Installing Docker on Linux comes down to one decision: always use the official Docker repository, not the version your distribution ships with. The packages in Ubuntu’s and Debian’s default repos fall behind fast. The official repo gives you the current stable release, the correct CLI, and the Compose plugin, everything you need to run an AI homelab stack.
Here’s how to do it.
Clear Out Old Versions
If you’ve tried Docker before, or your distribution installed a copy automatically, remove it first:
sudo apt remove docker.io docker-doc docker-compose podman-docker containerd runc
If none of these are installed, the command skips them. Either way, you get a clean slate.

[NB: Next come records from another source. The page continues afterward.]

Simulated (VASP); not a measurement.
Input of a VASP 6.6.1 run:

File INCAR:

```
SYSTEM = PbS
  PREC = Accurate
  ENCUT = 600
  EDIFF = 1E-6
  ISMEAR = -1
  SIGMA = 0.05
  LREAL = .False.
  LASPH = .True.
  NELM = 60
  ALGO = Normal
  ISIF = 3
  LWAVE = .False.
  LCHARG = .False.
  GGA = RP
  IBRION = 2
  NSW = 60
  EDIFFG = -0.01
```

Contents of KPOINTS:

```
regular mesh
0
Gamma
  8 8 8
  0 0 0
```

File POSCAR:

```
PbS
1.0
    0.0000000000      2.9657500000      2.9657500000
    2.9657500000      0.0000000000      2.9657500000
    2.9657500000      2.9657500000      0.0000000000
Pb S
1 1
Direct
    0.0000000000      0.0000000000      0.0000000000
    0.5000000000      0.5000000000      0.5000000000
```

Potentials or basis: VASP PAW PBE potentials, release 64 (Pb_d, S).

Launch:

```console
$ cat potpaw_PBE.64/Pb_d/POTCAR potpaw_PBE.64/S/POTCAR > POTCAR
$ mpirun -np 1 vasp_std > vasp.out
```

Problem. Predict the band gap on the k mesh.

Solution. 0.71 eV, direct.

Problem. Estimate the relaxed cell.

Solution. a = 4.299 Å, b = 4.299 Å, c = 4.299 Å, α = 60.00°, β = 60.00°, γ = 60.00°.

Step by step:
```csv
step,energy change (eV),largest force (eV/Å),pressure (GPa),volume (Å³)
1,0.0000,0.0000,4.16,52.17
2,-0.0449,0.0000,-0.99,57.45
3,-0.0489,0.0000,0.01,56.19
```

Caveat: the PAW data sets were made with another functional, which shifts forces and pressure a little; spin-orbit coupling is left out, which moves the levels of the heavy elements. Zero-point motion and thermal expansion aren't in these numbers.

Add the Official Repository
First, update your package index and install the tools Docker needs to set up its repository:
sudo apt update
sudo apt install ca-certificates curl gnupg
Then add Docker’s GPG key. This is how your system verifies that the packages it downloads are genuinely from Docker.
Ubuntu:
sudo mkdir -p /etc/apt/keyrings
curl -fsSL https://download.docker.com/linux/ubuntu/gpg | sudo gpg --dearmor -o /etc/apt/keyrings/docker.gpg
Debian:
sudo mkdir -p /etc/apt/keyrings
curl -fsSL https://download.docker.com/linux/debian/gpg | sudo gpg --dearmor -o /etc/apt/keyrings/docker.gpg
Now register the repository.
Ubuntu:
echo \
"deb [arch=$(dpkg --print-architecture) signed-by=/etc/apt/keyrings/docker.gpg] https://download.docker.com/linux/ubuntu \
$(lsb_release -cs) stable" | sudo tee /etc/apt/sources.list.d/docker.list > /dev/null
Debian:
echo \
"deb [arch=$(dpkg --print-architecture) signed-by=/etc/apt/keyrings/docker.gpg] https://download.docker.com/linux/debian \
$(lsb_release -cs) stable" | sudo tee /etc/apt/sources.list.d/docker.list > /dev/null
The two variables do the work automatically $(dpkg --print-architecture) detects your architecture, and $(lsb_release -cs) inserts your distro codename so the right packages are fetched.
Install Docker
Update your package index to pull in the new repository, then install:
sudo apt update
sudo apt install docker-ce docker-ce-cli containerd.io docker-buildx-plugin docker-compose-plugin
That installs the Docker daemon, the CLI, the container runtime, and the Compose plugin. The Compose plugin is what lets you run docker compose up to launch a full AI stack from a single file.
Configure Your User
Out of the box, every Docker command requires sudo. Fix that by adding your user to the Docker group:
sudo usermod -aG docker $USER
Then log out and back in. After that, docker ps works without sudo.
One thing worth knowing: being in the Docker group is equivalent to having root access on that machine. The Docker daemon can mount host filesystems and bypass normal permission boundaries. For a personal homelab, that trade-off is fine. On a shared system, be deliberate about who gets added.
The Takeaway
Docker is installed from the official repository, and your user is configured to run it without sudo. The engine is ready. The next step is actually using it, pulling images, and running your first container.